A very pleasant session at the Firs this morning. I was joined by Rosie, Miranda and, the first time for a long time, by Alice. Alice is going to be put forward for her A-permit shortly, after a year of very busy and varied ringing activities in 2021.
When I went to top up the feeders, in preparation for today’s session, I found that the Wildlife Trust’s Well-Being group were on site. They were the group that spent time with me, getting close to the birds, at my last appearance at the Firs. The way I was greeted by them was lovely. I had a chat and found out that a different group would be there today, so I let them know that we would be happy to show them more birds if they wished. They wished.
We arrived on site at 7:30 and erected 2 rides of 3 x 18m nets down the central glade and a single 12m net to form a sandwich either side of the feeding station. Birds started being caught straight away. Unlike Ravensroost on Sunday, it was never excessive. This time, as Rosie had some work to do for the Trust on the site, she was able to ring a decent number of birds, including a lovely female Bullfinch.
Our second round didn’t produce a lot of birds, but it did produce our first Jay of the year:
The catch was steady all morning. What was notable was the proportion of retrapped birds: of 41 birds caught, 29 were recaptures. The list was: Nuthatch (2); Jay 1; Blue Tit 2(11); Great Tit 1(10); Coal Tit (3); Wren 1(1); Robin 1(2); Song Thrush 1; Blackbird 1; Goldcrest 1; Bullfinch 3. Totals: 12 birds ringed from 9 species and 29 birds retrapped from 6 species, making 41 birds processed from 11 species.
Whilst the Jay was the undoubted highlight, three Bullfinches in the session was a pretty close second. Two of them were almost certainly a pair: a male and a female within a few inches of each other in the same net is a pretty decent indicator.

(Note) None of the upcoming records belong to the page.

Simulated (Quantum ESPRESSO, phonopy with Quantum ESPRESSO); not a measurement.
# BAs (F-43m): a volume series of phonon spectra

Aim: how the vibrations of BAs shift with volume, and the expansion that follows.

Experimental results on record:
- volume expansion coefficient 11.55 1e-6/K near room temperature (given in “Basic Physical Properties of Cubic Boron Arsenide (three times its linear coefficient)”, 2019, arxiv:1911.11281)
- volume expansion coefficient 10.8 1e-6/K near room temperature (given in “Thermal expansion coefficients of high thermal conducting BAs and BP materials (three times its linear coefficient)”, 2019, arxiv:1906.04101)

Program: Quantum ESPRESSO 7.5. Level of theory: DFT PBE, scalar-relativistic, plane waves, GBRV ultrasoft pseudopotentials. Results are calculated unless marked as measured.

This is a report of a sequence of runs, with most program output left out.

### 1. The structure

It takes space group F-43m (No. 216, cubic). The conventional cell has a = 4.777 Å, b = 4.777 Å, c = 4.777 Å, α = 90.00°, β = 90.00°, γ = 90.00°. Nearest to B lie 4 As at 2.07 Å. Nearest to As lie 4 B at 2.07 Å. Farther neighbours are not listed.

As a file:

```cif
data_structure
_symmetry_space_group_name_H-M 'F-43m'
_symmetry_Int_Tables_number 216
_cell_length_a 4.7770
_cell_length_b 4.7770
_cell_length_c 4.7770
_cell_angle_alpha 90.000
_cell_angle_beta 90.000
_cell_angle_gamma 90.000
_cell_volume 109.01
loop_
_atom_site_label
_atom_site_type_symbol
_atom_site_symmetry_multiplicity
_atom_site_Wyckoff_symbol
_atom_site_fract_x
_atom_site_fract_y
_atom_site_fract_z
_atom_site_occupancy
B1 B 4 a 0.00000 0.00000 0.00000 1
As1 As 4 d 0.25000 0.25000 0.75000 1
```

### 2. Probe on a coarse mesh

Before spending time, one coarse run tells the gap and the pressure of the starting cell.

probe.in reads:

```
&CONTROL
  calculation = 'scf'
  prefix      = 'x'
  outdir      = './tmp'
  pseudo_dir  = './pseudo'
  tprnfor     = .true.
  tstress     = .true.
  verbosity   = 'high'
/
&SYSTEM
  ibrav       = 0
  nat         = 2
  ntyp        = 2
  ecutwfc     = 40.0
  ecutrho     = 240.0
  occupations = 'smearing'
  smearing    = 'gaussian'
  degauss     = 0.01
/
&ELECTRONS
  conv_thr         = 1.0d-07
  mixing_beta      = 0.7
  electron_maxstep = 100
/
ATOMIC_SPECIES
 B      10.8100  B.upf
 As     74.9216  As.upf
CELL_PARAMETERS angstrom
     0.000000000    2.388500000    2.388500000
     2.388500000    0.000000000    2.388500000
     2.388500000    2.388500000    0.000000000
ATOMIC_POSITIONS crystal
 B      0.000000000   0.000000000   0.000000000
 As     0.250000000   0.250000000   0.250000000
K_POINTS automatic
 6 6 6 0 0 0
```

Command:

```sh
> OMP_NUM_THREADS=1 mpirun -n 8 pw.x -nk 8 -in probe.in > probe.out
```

The Well-Being group arrived at about 11:00 and, true to form, the next round was the only empty round we had all morning. Our final round at 11:30, however, did turn up four birds: the Goldcrest, a Great Tit, a Coal Tit and a Wren. The attendees loved the birds. The Great Tit spent her entire time, whilst holding her for a few seconds so people could take photographs, was the way that she would select which finger she wanted to have a go at, rather than just attacking the nearest. However, the bird that they all agreed was their favourite was the Wren. There is just something about the way they hold themselves that appealed to everybody in the group. Anyway, I am pleased to say that the people were so happy that several of them came and helped us take down the nets, which made our life very much easier.
We were packed up and left site by 12:30.